Within Concordia, an agent's travels are described by its Itinerary. The Itinerary is a data structure which is stored and maintained outside of the agent object itself. The Itinerary is composed of multiple Destinations. Each Destination describes a location to which an agent is to travel and the work the agent is to accomplish at that location. In the current implementation, location is defined by a hostname of a machine on the network and the work to accomplish is by a particular method of the agent class. Thus, if you had an agent class containing two methods, named method1 and method2, a potential Itinerary for this agent could look like the following;

Location

Method

server1.mycompany.com

method1

server2.mycompany.com

method2

When an agent is launched with this Itinerary, the agent would first travel to the machine identified by the TCP/IP hostname server1.mycompany.com. At that location the method method1 would be invoked automatically by the agent system. After method1 completes execution, the agent is transferred by the system to the node server2.mycompany.com. As the agent is transferred to the new location all of its internal state, meaning all of the information stored in its member variables, is transferred with it. This allows the agent to remember any computations it made at prior stops in its travels. Once the agent arrives at server2 the system invokes its method2 method which is allowed to run to completion.
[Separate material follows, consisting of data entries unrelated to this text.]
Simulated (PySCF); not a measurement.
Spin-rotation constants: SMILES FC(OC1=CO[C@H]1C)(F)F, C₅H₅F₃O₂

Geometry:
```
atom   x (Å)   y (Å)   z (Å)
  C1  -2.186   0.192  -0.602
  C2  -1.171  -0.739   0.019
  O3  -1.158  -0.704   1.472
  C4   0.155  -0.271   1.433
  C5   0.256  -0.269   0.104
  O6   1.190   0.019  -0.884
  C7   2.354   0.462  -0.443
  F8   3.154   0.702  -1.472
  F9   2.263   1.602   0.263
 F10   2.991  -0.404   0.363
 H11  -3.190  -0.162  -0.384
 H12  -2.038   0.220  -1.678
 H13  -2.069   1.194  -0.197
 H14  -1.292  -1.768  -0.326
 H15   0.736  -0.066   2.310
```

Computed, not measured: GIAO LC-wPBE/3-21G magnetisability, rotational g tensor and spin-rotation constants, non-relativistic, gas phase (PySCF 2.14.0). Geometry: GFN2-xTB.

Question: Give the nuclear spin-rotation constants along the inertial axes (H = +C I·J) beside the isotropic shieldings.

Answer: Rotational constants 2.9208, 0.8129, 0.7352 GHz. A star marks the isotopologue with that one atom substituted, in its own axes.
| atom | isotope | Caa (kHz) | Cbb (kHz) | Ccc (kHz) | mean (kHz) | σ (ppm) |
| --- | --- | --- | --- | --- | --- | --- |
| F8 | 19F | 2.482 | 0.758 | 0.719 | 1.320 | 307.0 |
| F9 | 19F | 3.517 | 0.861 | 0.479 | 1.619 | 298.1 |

There are some important characteristics of this Itinerary model that is worth noting. The Itinerary is a completely separate data structure from the agent itself. Thus where the agent travels is maintained in a separate logical location than what the agent does. This is very different than the Telescript [23] model where an agent's travel is initiated in its code by a call to its go method. A design decision was made to separate the agent's Itinerary from its code since this leads to a much more manageable system. Without extensive analysis of the Telescript code composing an agent and some knowledge of what runtime conditions will be like, it can be difficult to predict where a Telescript agent may travel. Further, it can be very difficult to locate where a Telescript agent has traveled after it has been launched. Concordia's Itinerary model provides a simple mechanism for defining and tracking how an agent travels. For flexibility reasons, the system allows agent's to modify their Itineraries at runtime. While this can introduce the same type of complexity as is seen with the Telescript's go, it was felt that this functionality will only be needed in very exceptional cases.

This Itinerary model also allows for multiple entry points into the agent to be executed at multiple locations. It appears that some existing agent systems, such as IBM's Aglets [2] or FTP Software's CyberAgents only support a single entry point into the agent. In these systems, at each stop in the agent's Itinerary, this entry point method is invoked when the agent arrives. Within the code of this one method, the agent must determine what work has previously been executed and then proceed to dispatch to the proper code to handle the work left to be completed.

This single entry point model unnecessarily presents the agent programmer with a different programming model than that of the non-mobile programming paradigm. For complex agent applications, this constraint can require the programmer to maintain a large amount of state information which can be better encapsulated within the agent's Itinerary.

Mobility of an agent's data was accomplished using the Java Object Serialization facility [17]. Transfer an agent state is a matter of serializing an agent's data down into a format suitable for network transmission, transmitting the data in this format, and then deserializing the data back into the original agent. This is very similar to the mechanism used by Java Remote Method Invocation (RMI) [18] for passing an object by value between distributed objects. RMI itself does not provide for true object mobility as it provides for no mobility of an object's code and in fact requires that the code for any objects passed by value be pre-installed on both sides of the network connection.

Java's Object Serialization features provide an almost transparent mechanism by which Java objects can be serialized into data streams and provided suitable technology for implementing agent mobility.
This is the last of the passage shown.